Jones, 18, is hoping to return to full training soon after a foot injury curtailed his program three weeks ago.
The 2016 Hampden interleague best-on-ground medallist, speaking during the Cats’ Warrnambool school visits on Monday, is recovering well from the minor setback.
“Hopefully I can train fully on Wednesday,” he said.
“I have been in rehab, which is not too good, because I am missing training a lot, but you’ve got to do what you’ve got to do I guess.
“I don’t how it happened, I just blew up with a sore foot and I couldn’t walk on it the next day and the next day.
“They said in the MRI they saw some fluid in some joints.”
Jones arrived at the Cattery via November’s rookie intake – one of seven Hampden exports picked up in a recording-breaking draft period for the south-west.
The 177-centimetre Greater Western Victoria Rebels graduate said he was adapting to the rigours of AFL football and living away from his tight-knit family, including foster mum Sue Lovett.
“Moving away was a big one, from my family, but you’ve got to do it,” he said.
“They get down there sometimes – on the family day they got there – but I come up most mostly because Mum’s got all the kids.”
Jones spent five days learning from some of the AFL’s best at an indigenous all-stars camp in Broome earlier this month.
His former Rebels teammate-turned-Brisbane draftee Cedric Cox, who shot onto the AFL radar after joining Camperdown 12 months ago, also took part in the program.

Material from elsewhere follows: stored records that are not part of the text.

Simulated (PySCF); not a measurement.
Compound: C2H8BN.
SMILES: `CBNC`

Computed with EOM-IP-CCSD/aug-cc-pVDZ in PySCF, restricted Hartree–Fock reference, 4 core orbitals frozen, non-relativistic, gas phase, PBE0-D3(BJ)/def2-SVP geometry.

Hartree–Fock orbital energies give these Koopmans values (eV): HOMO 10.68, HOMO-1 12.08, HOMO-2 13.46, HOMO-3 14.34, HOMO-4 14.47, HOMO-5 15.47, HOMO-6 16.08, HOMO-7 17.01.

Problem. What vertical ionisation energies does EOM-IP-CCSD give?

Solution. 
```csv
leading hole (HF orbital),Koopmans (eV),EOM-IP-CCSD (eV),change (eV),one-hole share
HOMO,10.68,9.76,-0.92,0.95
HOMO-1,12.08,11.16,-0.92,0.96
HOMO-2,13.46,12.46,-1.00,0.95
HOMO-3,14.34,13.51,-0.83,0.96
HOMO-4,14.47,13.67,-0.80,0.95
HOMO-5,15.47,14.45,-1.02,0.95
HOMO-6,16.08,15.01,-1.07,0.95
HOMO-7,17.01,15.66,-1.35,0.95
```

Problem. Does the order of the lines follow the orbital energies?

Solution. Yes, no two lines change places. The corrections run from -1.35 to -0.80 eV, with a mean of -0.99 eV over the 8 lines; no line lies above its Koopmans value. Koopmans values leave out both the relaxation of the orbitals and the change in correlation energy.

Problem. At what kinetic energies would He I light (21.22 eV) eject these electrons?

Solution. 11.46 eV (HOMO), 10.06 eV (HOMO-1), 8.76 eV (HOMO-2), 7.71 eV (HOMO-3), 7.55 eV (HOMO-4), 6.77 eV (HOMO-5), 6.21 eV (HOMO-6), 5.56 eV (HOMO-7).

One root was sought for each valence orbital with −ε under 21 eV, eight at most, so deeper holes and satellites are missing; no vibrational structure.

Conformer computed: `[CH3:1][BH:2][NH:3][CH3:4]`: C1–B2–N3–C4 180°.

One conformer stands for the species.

“I got to meet everyone, like Shaun Burgoyne, Cyril (Rioli), Lindsay Thomas,” Jones said.
“It was really good bonding. We all just connect in a way – that’s just what we do – and we got to learn about their culture up there.
“It was hot though. It was like 40 and you just lose five kilograms sitting there.”
Jones spoke to Clontarf Academy indigenous students at Warrnambool College on Monday, happy to pass on his experiences to footballers hoping to follow in his footsteps.
Fellow Hampden draftee Dion Johnstone, a North Warrnambool Eagle now plying his trade at Melbourne, spent time in the program when he attended Brauer College.
“It’s really good to come down and talk to them and tell them my background and what I’ve been through and that they still can make it,” Jones said.